Beatriz Milhazes’s Labors of Love at the Guggenheim

The Brazilian artist’s maximal process brings forth forceful abstractions of delicate beauty. 

The work can be dark, but is quite comfortable with itself: ‘In albis’ (1995–96, acrylic on canvas, 72 1/2 × 117 7/8 inches).
Solomon R. Guggenheim Museum, New York, Gift, The Bohen Foundation 2001.219. © Beatriz Milhazes. Photo: Ariel lone Williams, Solomon R. Guggenheim Museum, New York

Solomon R. Guggenheim Museum, New York, Gift, The Bohen Foundation 2001.219. © Beatriz Milhazes. Photo: Ariel lone Williams, Solomon R. Guggenheim Museum, New York

 

Tucked away in an eccentric polygonal gallery high up the Guggenheim’s ramp is an exhibition that leaps into view like a secret, wild garden. The most prevalent themes in Beatriz Milhazes’s exuberant large-scale paintings are botanical, floral, hyperstylized, and frequently lacy; in the mixed media collages, appropriated imagery in the form of both digital printed matter and motif-lifting from the natural world sometimes acts as the ground underlying a panoply of stripes, screens, textile typologies, patterns, perfect arcs, and other elements of interruption. Layer upon layer presses down and builds texture, so the natural elements remain flat even as their hyperchromatic life forces pulse through the shallow pictorial spaces. You fall in love with this color or that sequence, and use your body to approach for detail and recede to take in the larger sweep. Then you begin to see that it’s all falling apart.

Curated by Geaninne Gutiérrez-Guimarães and centering around the artist’s work in the museum’s permanent collection (augmented with a few important loans), Rigor and Beauty is the first museum show in New York dedicated to the artist, who was born in Rio de Janeiro in 1960. Across 15 paintings and works on paper, spanning 1995 to 2023, we see classic expressions of the way Milhazes’s inspiration derives from both Brazilian and European sources — decorative traditions, the structured legacy of modernist abstraction, the saturated palette of tropical modernism, and the layered semiotics of Brazilian culture. Yet the work avoids nostalgia or mere pastiche, and is far too maximalist and visceral to occupy a decorative assignation. In foregrounding not only the results but the intensely somatic nature of her compositional processes, Milhazes makes explicit reference to the undervalued skill sets of manual labor — both inside artistic traditions and, saliently, in the wider world of labor. In this way she proposes an alternative methodology, in which ornament and logic, excess and control, beauty and entropy, labor and love are expressed as interdependent and necessary cultural forces. 
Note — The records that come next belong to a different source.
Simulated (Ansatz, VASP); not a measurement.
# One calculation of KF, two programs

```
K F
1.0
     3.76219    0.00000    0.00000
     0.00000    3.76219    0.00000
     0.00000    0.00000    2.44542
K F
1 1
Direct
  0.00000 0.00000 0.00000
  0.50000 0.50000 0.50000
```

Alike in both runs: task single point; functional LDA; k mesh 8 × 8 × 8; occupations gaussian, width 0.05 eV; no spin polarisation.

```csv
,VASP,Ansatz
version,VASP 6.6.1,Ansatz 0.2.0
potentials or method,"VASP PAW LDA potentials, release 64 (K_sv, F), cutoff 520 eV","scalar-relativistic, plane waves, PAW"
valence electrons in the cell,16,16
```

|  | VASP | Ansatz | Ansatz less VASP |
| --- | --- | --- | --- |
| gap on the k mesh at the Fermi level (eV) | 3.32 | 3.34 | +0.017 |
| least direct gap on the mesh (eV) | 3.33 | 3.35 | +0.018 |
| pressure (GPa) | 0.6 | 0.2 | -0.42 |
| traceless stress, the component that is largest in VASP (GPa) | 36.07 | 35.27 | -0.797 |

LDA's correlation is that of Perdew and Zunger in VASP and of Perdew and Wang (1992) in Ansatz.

Milhazes’s muscular studio process creates movement in the layers she generates, a sort of physical concrete poetry wherein the way she paints mimics the wildness of fertile nature, as she deploys an action-intensive, collage-based process in which painted elements are first created on plastic sheets and then transferred onto canvas. This technique introduces a subtle sense of displacement and layering, emphasizing the constructed nature of the images as it embodies an organic irregularity during the translation. Her use of symmetry and radial composition recalls both mandalas and rosettes, yet avoids any totalizing or centered logic. Instead, elements appear suspended, overlapping, and juxtaposed in ways that frustrate hierarchical reading. Anchored in a geometric rectitude that recalls fabricated pattern repetition, the work is nevertheless enveloped in an expressionistic visual dialect of baroque architecture, haute and vernacular textile design, and the mountains of accumulated evidence of the artist’s hand in the creation process. 

 

Milhazes has got absolutely everything going on.

 

In major paintings, like the 2000 work Paisagem carioca (Carioca Landscape), floral motifs and ornamental scrolls are rendered with such clarity of edge and consistency of surface that they resemble printed or industrial materials. But this is counterbalanced by the traces of manual application — the imperfections of transfer, the seams of collage — that assert the artist’s hand. The paintings oscillate between the decorative and the diagrammatic, suggesting not simply beauty but a taxonomy of visual culture, filtered through a hybridized explosion of the color wheel into shards, arcs, and lattices of sky, ice, teal, turquoise, forest, emerald, chartreuse, olive, mint, crimson, cherry, coral, rose, fuchsia, mauve, peach, rust, ochre, lemon, gold, violet, lavender, burgundy, cream, slate, silver, and, of course, black. 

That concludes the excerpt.